Obligatory sale of currency: NBU supports hryvnya while causing harm to international traders
The National Bank of Ukraine has introduced requirements for the mandatory sale of foreign currency that was received from abroad. These requirements apply to both legal entities and individuals but with specific features for each. One of the similarities is that in order to perform such transactions neither one of them will be asked for permission by banks.
The National Bank of Ukraine received instruments of influence on monetary market in the form of right to set requirements for the mandatory sale of foreign currency only on the 17th of November of this year and on the 16th of November (just the day before!) the Board of NBU has issued two resolutions (number 475 and number 476) in which it applied the provided instruments.

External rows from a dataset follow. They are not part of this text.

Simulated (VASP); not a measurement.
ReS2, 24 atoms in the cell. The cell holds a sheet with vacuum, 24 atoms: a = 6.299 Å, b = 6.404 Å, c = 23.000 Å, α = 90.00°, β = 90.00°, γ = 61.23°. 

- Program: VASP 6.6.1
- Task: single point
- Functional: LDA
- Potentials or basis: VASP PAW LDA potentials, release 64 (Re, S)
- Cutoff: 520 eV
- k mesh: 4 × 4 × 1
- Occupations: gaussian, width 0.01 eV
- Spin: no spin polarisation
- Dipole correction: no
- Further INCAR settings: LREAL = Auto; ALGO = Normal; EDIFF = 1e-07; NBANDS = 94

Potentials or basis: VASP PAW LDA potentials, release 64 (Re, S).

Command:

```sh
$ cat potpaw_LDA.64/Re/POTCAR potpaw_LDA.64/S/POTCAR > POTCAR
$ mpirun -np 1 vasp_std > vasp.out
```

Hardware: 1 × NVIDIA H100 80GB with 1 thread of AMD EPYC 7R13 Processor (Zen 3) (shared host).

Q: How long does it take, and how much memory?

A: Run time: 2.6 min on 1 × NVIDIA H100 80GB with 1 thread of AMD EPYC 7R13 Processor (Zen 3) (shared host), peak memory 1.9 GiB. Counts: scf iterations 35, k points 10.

The resolution number 475 contains a requirement for the mandatory sale of foreign currency from the first group of the Classifier and Russian rubles in the form of residents’ currency revenue that derived from foreign economic contracts. At the same time the amount of revenue for the mandatory sale is not specified in the resolution. Today it is defined by the NBU’s resolution number 479 which indicates that the amount must be 50% of total revenue.
The obligatory sale procedure sets the deadline of currency’s sale which is the following day after funds transfer to a clearing account and does not require a special authorization from a client.
On the other hand the resolution number 476 sets a requirement for obligatory sale of individuals’ revenues from abroad in foreign currency on the interbank foreign exchange market in case if such revenue exceeds 150,000 UAH in equivalent per month. This provision applies to both residents and non-residents. Requirements for the currency are identical to the resolution number 475 (those from the first group of the Classifier and Russian rubles). The procedure is also performed without an individual’s authorization and not later than the next business day after funds transfer to a clearing account.
Thus NBU made the life of international traders somewhat more complicated, at least until the 19thof May, 2013. They’ll have to calculate risks and losses from exchange rates differences, perhaps even correcting the existing contracts. Non-residents should also take into consideration possible losses that may occur from the obligatory sale of foreign currency while transferring large sums into Ukraine during the next six months.